Well, he's royally pissed off Irish-Americans, German-Americans and progressives (not just the Sedition Act- Wilson was an economic Bourbon), but those groups are not going to vote for the GOP. Perhaps a quickie 19th Amendment ratification in 1919 gets the Progressives and female voters back onside? Wilson v. Harding would yield the same blowout results as OTL 1920, 1924 or 1928, but for the Dems.


Why should such a ratification make any particular difference? Harding was not unpopular with women, afaik. California and Washington, traditionally Progressive states where women already did vote, chose him over Cox by margins of around three-to-one, while Wisconsin, another female suffrage state, did so by well over four to one!!! There is not the slightest reason to think that having Wilson on the ticket instead would have made any change you could detect without a microscope.

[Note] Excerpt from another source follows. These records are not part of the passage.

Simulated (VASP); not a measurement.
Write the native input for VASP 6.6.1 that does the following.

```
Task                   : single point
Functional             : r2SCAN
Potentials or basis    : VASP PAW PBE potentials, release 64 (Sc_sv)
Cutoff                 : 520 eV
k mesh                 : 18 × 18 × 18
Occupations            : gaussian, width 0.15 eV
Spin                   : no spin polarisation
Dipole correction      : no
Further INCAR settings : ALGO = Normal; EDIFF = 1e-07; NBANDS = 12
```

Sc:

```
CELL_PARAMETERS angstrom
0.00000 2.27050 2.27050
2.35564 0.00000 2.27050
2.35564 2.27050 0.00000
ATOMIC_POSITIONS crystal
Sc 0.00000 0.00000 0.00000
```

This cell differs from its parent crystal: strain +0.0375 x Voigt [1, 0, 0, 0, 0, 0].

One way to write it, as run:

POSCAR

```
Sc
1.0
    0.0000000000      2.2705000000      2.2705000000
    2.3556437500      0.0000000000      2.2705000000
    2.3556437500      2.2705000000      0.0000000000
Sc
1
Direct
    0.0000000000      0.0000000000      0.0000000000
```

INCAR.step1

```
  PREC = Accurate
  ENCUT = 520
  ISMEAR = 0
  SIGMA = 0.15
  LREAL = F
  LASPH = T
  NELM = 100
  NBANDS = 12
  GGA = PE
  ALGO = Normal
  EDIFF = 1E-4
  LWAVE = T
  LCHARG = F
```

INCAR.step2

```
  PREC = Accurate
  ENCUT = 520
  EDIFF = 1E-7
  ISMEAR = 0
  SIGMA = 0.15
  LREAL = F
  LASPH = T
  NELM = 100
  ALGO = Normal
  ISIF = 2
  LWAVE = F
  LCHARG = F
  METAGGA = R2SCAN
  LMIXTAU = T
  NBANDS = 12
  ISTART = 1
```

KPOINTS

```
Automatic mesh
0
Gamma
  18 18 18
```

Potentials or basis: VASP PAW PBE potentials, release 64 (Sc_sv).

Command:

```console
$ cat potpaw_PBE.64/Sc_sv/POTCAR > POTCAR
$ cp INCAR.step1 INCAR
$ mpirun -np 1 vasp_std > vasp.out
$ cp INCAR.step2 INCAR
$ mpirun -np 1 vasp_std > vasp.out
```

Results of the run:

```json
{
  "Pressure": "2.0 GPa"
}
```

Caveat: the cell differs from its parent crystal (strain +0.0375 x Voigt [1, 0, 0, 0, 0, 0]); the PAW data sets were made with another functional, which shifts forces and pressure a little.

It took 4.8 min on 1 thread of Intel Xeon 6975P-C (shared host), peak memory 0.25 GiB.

The Dems are in precisely the same situation as OTL, but without even the modest benefit of having a new face as their candidate. Wilson. of course, has always been popular down south, so he might hang on to Tennessee, while perhaps losing Kentucky instead; but I can't think of any other states even remotely likely to switch columns.
 
I think without Wilson's stroke the issue of the League and the Treaty of Versailles would be dragged into the 1920 election, perhaps becoming one of the prominent issues. Wilson was simply not willing to compromise or give up on the idea of the League of Nations and too many people were opposed to it for him to have successfully run for a 3rd term.